We live in an era of Hindu awakening. It doesn’t take time to transform from devotional to political as we have witnessed with the serial—the first major departure from the secular consensus. Is this Ram Rajya? This, I asked my mother. “There’s a lot of inflation and other bad news on TV,” she said.
I am retelling a story from childhood in the hope that it might alter the present. I am being ambitious. They say don’t take the name of god in vain. But I grew up with Ram. I don’t fear my god.
I remember I had wanted Marni, her mother, our neighbourhood tailor Idhries miyan and his children to go to heaven. They were poor and never had enough to eat. Heaven would have food at least. Many years later, Idhries miyan killed himself by laying down on rail tracks. Marni worked at our house. They were Dalits. There would be no stairway to heaven. There is no heaven. Or hell.
I finally found my answers when I found myself in a remote village of the Asur tribe in Jharkhand recently.
Them and us. Us over them. All this and more. Gods and demons. Aryans and Dravidians. Men and women. Pitched against each other in eternal battles. Is there any redemption?
The tribals gave me an answer. “There’s no heaven or hell. We don’t believe in a better place than earth after death. We live with our dead,” Jacinta Kerketta, another tribal writer, said.

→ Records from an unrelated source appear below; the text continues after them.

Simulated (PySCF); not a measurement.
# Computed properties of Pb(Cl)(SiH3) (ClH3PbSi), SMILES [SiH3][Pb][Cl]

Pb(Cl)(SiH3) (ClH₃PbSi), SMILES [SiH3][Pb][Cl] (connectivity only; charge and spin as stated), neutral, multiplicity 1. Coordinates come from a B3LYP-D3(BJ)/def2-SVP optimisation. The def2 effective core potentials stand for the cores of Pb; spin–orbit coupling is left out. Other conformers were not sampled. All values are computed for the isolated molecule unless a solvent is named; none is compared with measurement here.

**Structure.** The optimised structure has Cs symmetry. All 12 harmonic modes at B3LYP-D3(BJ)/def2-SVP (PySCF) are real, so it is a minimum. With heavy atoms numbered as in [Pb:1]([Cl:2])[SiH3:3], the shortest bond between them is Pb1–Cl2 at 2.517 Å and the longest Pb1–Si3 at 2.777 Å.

My Ramayana is a story of many people who make certain choices. The story is of love and loss and a dream called Utopia, abandoned when Ram took samadhi in River Sarayu. Perfection is always an illusion. To achieve it and sustain it is an endless saga of wars. We don’t need no more wars. My Ramayana is a story of struggle against society’s imposed morality, of kings and queens who are products of their circumstances and choices. It is my story. It is our story.
The issue is a compilation of some of those stories and some of those characters and an attempt to not reduce them to a singular narrative. That’s always dangerous.